As the second world war starts, Austrian farmer Franz Jagerstatter (August Diehl) is forced to compromise his morals and join the German army. Facing enormous pressure from his community, his country and his church, Franz must decide how much his integrity is worth, whilst his wife and children suffer terrible consequences.
A Hidden Life is a film about the significance of a single life. Malick imbues Jagerstatter’s life with a momentous beauty that emphasises it’s simple but unique grandeur. His sacrifice is often questioned with opportunities to return to his normal life presented throughout. This is a film about a man who did what was most difficult and stood up for what he believed was right at all costs. The film questions what exactly Jagerstatter will achieve in mattering himself. It’s a film about a man weighing his immediate welfare against the greater good. Consequently, it’s a very emotional film.

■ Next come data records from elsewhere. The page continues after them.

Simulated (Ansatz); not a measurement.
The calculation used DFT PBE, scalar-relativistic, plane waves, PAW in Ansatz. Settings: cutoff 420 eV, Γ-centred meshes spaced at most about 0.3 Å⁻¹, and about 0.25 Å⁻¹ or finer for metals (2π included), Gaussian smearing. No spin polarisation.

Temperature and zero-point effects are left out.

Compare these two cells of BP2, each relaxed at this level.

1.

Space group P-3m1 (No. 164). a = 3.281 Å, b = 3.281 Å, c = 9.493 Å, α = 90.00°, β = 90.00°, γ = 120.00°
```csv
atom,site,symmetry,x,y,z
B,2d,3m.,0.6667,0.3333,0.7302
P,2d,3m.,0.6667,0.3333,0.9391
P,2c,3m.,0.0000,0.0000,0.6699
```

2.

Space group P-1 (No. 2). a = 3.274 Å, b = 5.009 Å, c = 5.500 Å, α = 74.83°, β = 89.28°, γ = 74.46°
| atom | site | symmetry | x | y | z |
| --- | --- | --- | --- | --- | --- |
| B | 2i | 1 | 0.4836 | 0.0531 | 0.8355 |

A number of Malick’s trademarks are present. The film moves at a very languid pace through its three hours. Initially this pacing allows the sense of menace and alienation from the family’s community to build naturally. Later we experience the excruciating nature of prison time by witnessing the repetition and lack of purpose. Malick traps the audience in these moments, granting them a weight, a technique that becomes more effective as the narrative builds towards its dramatic climax. This can, however, feel self-indulgent and it’s a shame that with so much emotion and provocation awaiting the audience in the third act, Malick risks losing their patience in the first.
We also have Malick’s gliding camera and ultimately failed attempts to replicate the sublime cinematography of Emmanuel Lubezki. You can see Malick and cinematographer Jörg Widmer try to recreate the look of Tree of Life, but there’s no recapturing that magic. It is, however, a very beautiful film, aided by the naturally sublime mountains in which the film is set. Malick does risk a disconnect between the very natural performances presented by his actors and the ethereal movements of his camera. Sometimes it’s easy to forget you’re looking at people as in this hazy gaze, everything becomes object. Malick does, however, employ use of some POV shots and jump cuts to great effect.
As you’d expect we hear our characters narrate the action with long monologues addressed to god or an absent parent. This has been a signature of Malick’s since The Thin Red Line but although previous narrations have felt superfluous or too obtuse, they’ve never felt redundant before. In this film we have Malick using the narration to deliver exposition, especially at the start of the film. This time the narration actually robs the film of some of its subtlety, whereas his previous narrations have been more lyrical and mysterious in nature.
This is particularly unnecessary considering the strengths of his cast. August Diehl is haunting as Jagerstatter. His hypnotic and penetrating eyes recall Klaus Kinski. His performance is powerful as he articulates great sorrow and almost mad defiance. Valerie Pachner is excellent as Jagerstatter’s long-suffering wife. She hits that perfect spot between frustration and dejection. Matthias Schoenaerts and Bruno Gantz are also outstanding as the human faces of the oppressors. They are at once compassionate, threatening and deeply ruthless.
The film documents a life untouched by western cinema before, but recalls a litany of other films. The agony of indecision recalls Dreyer’s The Passion of Joan of Arc, whilst the threat of imminent execution on grounds of principle is at once Paths of Glory and Silence. The subject matter may not be groundbreaking but Malick delivers one of the finest studies of doubt and conviction ever put to film.
Malick’s films have recently been very unfocused ruminations on the cost of success and the malaise of richer living. They seem inconsequential in the context of his work from Badlands through to Tree of Life. Malick actually addresses the recent criticism of his movies by introducing an analogue. Jagerstatter meets a priest who paints churches. He says that he paints happy Christs, Christs who are comfortable and triumphant. He wants to paint the real Christ, the suffering Christ, but feels he cannot as how can he paint what he has not experienced. Yet he feels that he would like to paint “a real Christ” soon. Malick has been making movies about what he knows, self-doubt in a comfortable lifestyle and the perils of success. Yet he has a proven record of bringing a myriad of human experiences to life without having experienced them first hand.
On the path back to his golden days. The film lacks the complexity and ambiguity of his mighty earlier works, but it’s wonderful to see Malick tackle loftier themes and actual stories. If he could just exercise a little more discipline and embrace the aspects of his recent style that work thematically as well as aesthetically, then Malick may well be capable of another masterpiece someday.